Crucial detail: with their maximally mixed baseline choice, QID behaves like a max-eigenvalue-weighted distinguishability, and the “intrinsic effect” is the eigenvector of $\\pi_e(Z\\mid m)$ with the largest eigenvalue. In practice this means the comparison is dominated by the top-eigenvalue eigenspace rather than the full density matrix structure.

(Their Eq. (31) writes this out in components and evaluates it at the maximizing eigenstate.)


3.6 Optimization: MIP and “best” purview

For each purview $Z$, they define a “minimum information partition” (MIP) as the partition that minimizes $\\varphi$: $$ \\theta^{\\star}(m,Z) \\;:=\\; \\arg\\min_{\\theta}\\;\\varphi(m,Z,\\theta). $$

Then they define the integrated information for the mechanism (for effects) by maximizing over purviews: $$ \\varphi_e(m) \\;:=\\; \\max_{Z\\subseteq Q}\\;\\min_{\\theta}\\;\\varphi(m,Z,\\theta). $$

(They do an analogous construction for causes and combine them in the full IIT-style definition.)


3.7 Plain-language translation (no IIT terms)

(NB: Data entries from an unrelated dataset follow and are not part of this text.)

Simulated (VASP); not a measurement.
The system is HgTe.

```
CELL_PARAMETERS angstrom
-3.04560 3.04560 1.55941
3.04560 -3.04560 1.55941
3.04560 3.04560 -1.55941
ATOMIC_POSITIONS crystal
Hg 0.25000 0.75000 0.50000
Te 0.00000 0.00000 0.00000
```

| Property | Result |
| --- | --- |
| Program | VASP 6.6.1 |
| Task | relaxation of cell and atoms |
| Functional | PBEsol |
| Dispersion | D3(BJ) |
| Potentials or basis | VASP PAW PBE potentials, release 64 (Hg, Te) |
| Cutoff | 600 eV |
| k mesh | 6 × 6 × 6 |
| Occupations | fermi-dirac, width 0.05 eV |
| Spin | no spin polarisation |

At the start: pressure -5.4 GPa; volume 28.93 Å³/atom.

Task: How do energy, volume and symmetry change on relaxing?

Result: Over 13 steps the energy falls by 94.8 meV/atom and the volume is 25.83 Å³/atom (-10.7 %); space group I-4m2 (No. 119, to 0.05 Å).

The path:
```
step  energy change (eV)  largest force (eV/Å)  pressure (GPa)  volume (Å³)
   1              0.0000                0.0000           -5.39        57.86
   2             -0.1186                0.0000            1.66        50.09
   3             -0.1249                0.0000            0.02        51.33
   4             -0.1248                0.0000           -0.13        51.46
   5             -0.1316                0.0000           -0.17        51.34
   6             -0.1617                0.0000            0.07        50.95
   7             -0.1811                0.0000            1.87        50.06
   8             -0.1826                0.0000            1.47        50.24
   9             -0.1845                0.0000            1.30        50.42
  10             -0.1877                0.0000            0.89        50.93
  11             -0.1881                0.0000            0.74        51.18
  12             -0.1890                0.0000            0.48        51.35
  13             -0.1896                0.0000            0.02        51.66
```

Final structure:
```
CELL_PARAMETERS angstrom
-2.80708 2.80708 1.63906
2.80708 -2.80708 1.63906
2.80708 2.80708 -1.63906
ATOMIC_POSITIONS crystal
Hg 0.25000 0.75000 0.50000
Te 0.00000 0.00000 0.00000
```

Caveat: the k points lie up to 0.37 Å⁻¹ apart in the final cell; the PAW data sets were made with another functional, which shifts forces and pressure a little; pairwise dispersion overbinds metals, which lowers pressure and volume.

In standard QM/QIT language the pipeline is:

  1. Fix a global channel $T$ on $Q$.
  2. Derive an induced channel $\\mathcal{E}_{M\\to Z}$ by:
    • embedding the input $\\rho_M$ into $Q$,
    • fixing the complement $M^0$ to $I/d$,
    • evolving with $T$,
    • tracing down to $Z$.
  3. For every partition $\\theta$ of inputs/outputs, derive a cut channel by fixing additional cross-part inputs to $I/d$ and then taking a product across parts.
  4. Score how different the output of the full channel is from the output of the cut channel using QID (a max-eigenvalue-weighted divergence).
  5. Define “integration” as the least difference over partitions (MIP) and then choose the purview that makes that least difference as large as possible.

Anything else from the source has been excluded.